Demonstrates hierarchical type discovery on opaque binary data. A table of harmonic-series values is encoded as a flat byte blob with no metadata. The analysis rediscovers the element type, record stride, and per-field structure -- recovering mathematical content from anonymous bytes.
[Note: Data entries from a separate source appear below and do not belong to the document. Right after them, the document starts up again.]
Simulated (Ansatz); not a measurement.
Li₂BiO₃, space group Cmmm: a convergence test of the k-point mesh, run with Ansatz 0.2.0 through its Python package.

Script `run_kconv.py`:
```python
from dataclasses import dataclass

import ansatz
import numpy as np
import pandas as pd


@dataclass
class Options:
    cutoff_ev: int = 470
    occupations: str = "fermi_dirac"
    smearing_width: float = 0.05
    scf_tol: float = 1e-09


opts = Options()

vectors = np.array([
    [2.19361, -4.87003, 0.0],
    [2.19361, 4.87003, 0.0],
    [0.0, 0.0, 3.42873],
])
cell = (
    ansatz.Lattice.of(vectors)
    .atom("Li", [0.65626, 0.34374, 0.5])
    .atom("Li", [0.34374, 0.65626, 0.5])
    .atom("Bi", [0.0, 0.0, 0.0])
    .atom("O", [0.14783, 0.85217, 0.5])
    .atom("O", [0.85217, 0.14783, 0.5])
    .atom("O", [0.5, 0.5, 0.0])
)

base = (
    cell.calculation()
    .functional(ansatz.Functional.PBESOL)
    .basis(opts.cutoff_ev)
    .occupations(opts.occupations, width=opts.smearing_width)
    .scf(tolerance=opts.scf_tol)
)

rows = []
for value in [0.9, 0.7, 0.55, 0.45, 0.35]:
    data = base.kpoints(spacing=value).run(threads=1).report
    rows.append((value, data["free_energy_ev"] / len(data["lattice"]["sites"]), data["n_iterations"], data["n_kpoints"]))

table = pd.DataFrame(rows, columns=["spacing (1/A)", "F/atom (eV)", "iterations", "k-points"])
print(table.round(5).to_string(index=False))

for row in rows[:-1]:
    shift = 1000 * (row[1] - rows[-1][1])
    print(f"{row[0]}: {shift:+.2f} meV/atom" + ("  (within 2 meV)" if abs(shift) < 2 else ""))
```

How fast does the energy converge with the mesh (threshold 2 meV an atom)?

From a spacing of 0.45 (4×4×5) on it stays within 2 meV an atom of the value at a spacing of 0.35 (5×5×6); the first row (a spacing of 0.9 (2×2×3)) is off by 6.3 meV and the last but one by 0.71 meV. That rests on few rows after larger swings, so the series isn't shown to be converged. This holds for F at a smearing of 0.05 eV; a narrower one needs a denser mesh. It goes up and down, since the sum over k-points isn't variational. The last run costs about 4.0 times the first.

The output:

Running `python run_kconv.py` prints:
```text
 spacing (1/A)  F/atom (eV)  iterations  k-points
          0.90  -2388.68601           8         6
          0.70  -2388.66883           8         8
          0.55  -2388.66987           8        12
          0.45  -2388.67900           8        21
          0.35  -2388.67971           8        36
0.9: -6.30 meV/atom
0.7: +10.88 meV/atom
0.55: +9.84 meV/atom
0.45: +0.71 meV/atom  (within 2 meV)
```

The sample proceeds through the levels described in the algebra paper (Section "Hierarchical Type Discovery"):
| Step | Tool used | What it finds |
|---|---|---|
| Flat probe | libxs_fprint (UNKNOWN) | inconclusive (expected) |
| Stride sweep | libxs_fprint per-column | f64, stride=6 |
| Shuffle test | libxs_shuffle + fprint | order matters (3-4x) |
| Field analysis | libxs_fprint per-field | decay rates per column |
| Sort test | libxs_sort_smooth (GREEDY) | already optimally ordered |
| Verification | libxs_setdiff_min | 0 unmatched, tol=0 |
Key observations from the output:
- The flat 1-D probe fails because interleaved fields of different scales (1/n mixed with n mixed with ln(n)) look like noise when read sequentially. This motivates the stride sweep.
- The stride sweep requires ALL columns at a candidate width to have decay < 1 before accepting it, which eliminates false positives from partial correlations at wrong strides.
- Shuffle stability confirms that the record order carries genuine structure (decay increases ~4x after coprime permutation).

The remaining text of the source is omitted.